In what should be viewed as a surprising development, it does not appear that, to date, any qui tam complaints have been filed against schools based on the Department of Education's ("DOE") new compensation regulations, which went into effect in July 2011 and were upheld in significant part by the United States Court of Appeals for the District of Columbia in June 2012. These regulations have the potential for significantly changing the landscape of defending incentive compensation lawsuits, with qui tam relators likely arguing that they limit arguments for dismissal, and altering the school's burden in defending against claims. The revised compensation regulations could also impact decisions by DOJ with regard to intervention.

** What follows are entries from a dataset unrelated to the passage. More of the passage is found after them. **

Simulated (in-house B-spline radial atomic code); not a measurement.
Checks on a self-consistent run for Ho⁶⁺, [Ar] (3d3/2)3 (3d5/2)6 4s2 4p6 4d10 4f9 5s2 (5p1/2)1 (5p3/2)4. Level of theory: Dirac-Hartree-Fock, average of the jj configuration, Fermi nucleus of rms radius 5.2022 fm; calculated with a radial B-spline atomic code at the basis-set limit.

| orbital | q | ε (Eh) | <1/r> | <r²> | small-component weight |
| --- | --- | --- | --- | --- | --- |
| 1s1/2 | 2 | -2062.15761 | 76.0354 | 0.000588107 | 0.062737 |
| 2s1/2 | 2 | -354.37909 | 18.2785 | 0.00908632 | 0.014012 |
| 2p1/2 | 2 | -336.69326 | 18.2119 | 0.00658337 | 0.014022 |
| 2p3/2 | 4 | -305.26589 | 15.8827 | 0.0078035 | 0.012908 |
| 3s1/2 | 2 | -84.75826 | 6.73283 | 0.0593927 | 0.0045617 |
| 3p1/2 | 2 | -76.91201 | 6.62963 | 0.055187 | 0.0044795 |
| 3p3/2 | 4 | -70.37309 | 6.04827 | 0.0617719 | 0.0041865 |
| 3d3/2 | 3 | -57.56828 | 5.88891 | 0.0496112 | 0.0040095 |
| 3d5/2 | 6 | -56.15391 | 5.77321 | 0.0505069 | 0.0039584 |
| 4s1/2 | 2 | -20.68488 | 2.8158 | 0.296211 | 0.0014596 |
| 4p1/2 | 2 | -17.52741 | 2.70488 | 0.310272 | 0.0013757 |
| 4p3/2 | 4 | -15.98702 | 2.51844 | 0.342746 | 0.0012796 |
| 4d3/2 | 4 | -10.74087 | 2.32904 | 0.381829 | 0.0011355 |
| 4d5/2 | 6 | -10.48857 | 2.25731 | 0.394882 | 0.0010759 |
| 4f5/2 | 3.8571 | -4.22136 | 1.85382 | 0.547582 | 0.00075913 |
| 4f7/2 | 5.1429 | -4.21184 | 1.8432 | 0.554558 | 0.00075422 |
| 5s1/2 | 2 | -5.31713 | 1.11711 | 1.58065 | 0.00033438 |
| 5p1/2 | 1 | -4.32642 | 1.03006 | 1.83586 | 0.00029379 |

Given the FCA's first-to-file rule, it was anticipated that the new regulations would cause a race to the courthouse by relators and their counsel to file claims based on the new provisions. While these cases may still be under seal, there is nothing to suggest that any cases relating to conduct after the effective date of the new regulations have been filed. Given the increasing willingness of plaintiffs' attorneys to target the sector, it seems likely that cases based on the new regulations are on the horizon (if not already filed and still under seal).

Relators and their counsel might also be encouraged to file new lawsuits by the recently promulgated DOE OIG audit priorities for 2013 which include, as the first listed priority, to "assess FSA's oversight of and schools' compliance with recent changes to requirements for incentive compensation and misrepresentation."